The theatre soon overflowed with a sold-out crowd of movie lovers.

Patrons anxious for the opportunity to meet the stars of the movie and have photos snapped quickly packed the area leading to the red carpet.

Meeting Te Ata

The father and daughter first saw “Te Ata” more than a year ago at a special screening at Tulsa’s famed Gilcrease Museum.

“She immediately connected with Te Ata,” Mr. Chesbro said of Cerrenah. “She explored and studied her and her storytelling. She was infatuated with Q’orianka Kilcher.”

“She was very brave. She was very confident to show who she was and was loyal to her tribe,” Cerrenah said of Te Ata Thompson Fisher, born in 1895 in rural Indian Territory.

Te Ata acted on Broadway and toured the world performing for royalty, a U.S. President and people of all ages. She was one of the most important and influential Native American performers of her day.

“She was awesome,” Cerrenah said of Te Ata Thompson Fisher.

Cerrenah said she sees Kilcher as the full embodiment of Te Ata. She will only know the true Te Ata through historical accounts and the feature film. “Te Ata” is in select Oklahoma theatres now and will be opening nationwide soon.

Mr. Chesbro spoke of the positive impact “Te Ata” had on his daughter, who possesses Inca blood from her mother, Miriam.

“When we learned we could meet the cast (at the Circle Cinema showing Sept. 28), she was so excited. It is so difficult for her to find role models she looks up to,” Mr. Chesbro observed. “She tends to gravitate toward her people – Native people. Te Ata is a positive role model. We were not aware Te Ata was from Oklahoma until we saw the movie. That’s the thing, they don’t teach our children about Native Americans in school.”

Giving the Gift

After a long wait, Cerrenah caught sight of Kilcher. “There she is daddy.” Cerrenah’s eyes sparked and she began shuffling her feet rapidly in a kind of nervous energy tap-dance. Then the magic moment happened as the rope was released and the Chesbros stepped toward Kilcher.

“I have something for you,” Cerrenah whispered. She produced the bracelet and Kilcher knelt down to accept it with a wide smile.

“It’s beautiful. Thank you,” Kilcher told Cerrenah as the two securely tied the bracelet to the movie star’s right wrist. Kilcher embraced Cerrenah in a tight hug then posed for pictures with her.

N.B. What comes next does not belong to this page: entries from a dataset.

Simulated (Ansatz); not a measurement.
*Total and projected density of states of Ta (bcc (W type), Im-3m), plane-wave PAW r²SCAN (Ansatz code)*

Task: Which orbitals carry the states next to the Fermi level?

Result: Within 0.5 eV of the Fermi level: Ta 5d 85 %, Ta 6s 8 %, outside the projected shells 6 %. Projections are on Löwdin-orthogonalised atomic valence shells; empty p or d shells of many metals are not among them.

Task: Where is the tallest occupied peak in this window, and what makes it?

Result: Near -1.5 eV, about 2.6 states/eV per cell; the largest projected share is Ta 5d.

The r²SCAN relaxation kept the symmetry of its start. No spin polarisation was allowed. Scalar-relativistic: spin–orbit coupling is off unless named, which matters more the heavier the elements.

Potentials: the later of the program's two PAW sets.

After lingering on the red carpet to also greet stars MacKenzie Astin, who portrays Te Ata’s husband, Dr. Clyde Fisher, and Cindy Pickett, an Oklahoma native who stars as Te Ata’s drama teacher, Francis Davis, the father and daughter headed for the concession stand.

“That was nice,” Mr. Chesbro remarked to Cerrenah.

“It was awesome,” was Cerrenah’s reaction.